I am trying to conduct a multivariate normality test using the mvnormtest package on my data with two between-subjects variables, one within-subjects, and three dependent variables (binary categorical). My data looks like this (~5,600 rows with no missing data):
Cluster Group Trial Measure Measure2 Measure
1 4 1 1 1 0
1 4 1 0 0 0
1 4 1 1 1 0
1 4 1 1 1 0
1 4 1 1 1 1
1 4 1 1 1 1
1 4 1 1 1 0
1 4 1 1 1 0
Here is my setup:
data.df <- read.csv(
"data.csv",
header=TRUE, sep=","
)
attach(data.df)
names(data.df)
I attempted the following mshapiro.test()
#multivariate normality
dataMat <- data.matrix(data.df)
mshap <- mshapiro.test(dataMat)
I received the following error:
Error in solve.default(R %*% t(R), tol = 1e-18):
Lapack routine dgesv: system is exactly singular: U[7,7] = 0.

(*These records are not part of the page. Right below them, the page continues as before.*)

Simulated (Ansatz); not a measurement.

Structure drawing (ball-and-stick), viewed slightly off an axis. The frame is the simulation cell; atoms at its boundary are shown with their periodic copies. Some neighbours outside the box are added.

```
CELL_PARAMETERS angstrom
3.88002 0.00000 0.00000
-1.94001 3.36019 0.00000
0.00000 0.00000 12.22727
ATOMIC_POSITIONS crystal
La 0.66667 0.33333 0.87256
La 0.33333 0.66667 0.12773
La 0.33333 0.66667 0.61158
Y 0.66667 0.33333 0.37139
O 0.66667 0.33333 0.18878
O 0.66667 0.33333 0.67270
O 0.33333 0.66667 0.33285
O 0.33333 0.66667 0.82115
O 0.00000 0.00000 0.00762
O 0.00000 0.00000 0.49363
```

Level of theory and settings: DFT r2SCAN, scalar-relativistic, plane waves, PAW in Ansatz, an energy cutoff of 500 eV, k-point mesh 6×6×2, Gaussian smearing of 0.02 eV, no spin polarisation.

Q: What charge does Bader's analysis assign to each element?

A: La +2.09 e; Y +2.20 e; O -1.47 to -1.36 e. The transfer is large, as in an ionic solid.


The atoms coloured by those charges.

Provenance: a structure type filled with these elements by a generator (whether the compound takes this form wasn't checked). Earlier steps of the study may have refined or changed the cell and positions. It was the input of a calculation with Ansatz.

I checked on a forum from my stats class a year ago, and found that someone was able to work it by dividing the data into groups.
LowCluster <- t(dataMat[c(1:1877),1:6])
MedCluster <- t(dataMat[c(1878:3166),1:6])
HigCluster <- t(dataMat[c(3167:5364),1:6])
mshaplow <- mshapiro.test(LowCluster)
mshapmed <- mshapiro.test(MedCluster)
mshaphigh <- mshapiro.test(HigCluster)
I got the same error.
Error in solve.default(R %*% t(R), tol = 1e-18) :
Lapack routine dgesv: system is exactly singular: U[7,7] = 0
How can I resolve this?
A couple issues. First, the mshapiro.test
function requires the data to be in row format, so you need to use t()
to transpose your data.
But it will still fail due to singular matrix because you have columns that are exactly linear combinations of each other. For example, Group
is equal to 4*Cluster
, and Measure
is the same as Measure2
. Check out this discussion on singular matrices for more info.
Assuming you only want to test normality on the Measure
variables, here is a sample of code that will work to illustrate the singular matrix issue:
df2 <- data.df[,c(4, 5, 6)]
df2[8,1] = 0 # changing this value makes it so no column is a linear combo of any other column
mshapiro.test(t(df2))
But are all of your Measure
values 0 or 1? If so, why would you test for normality?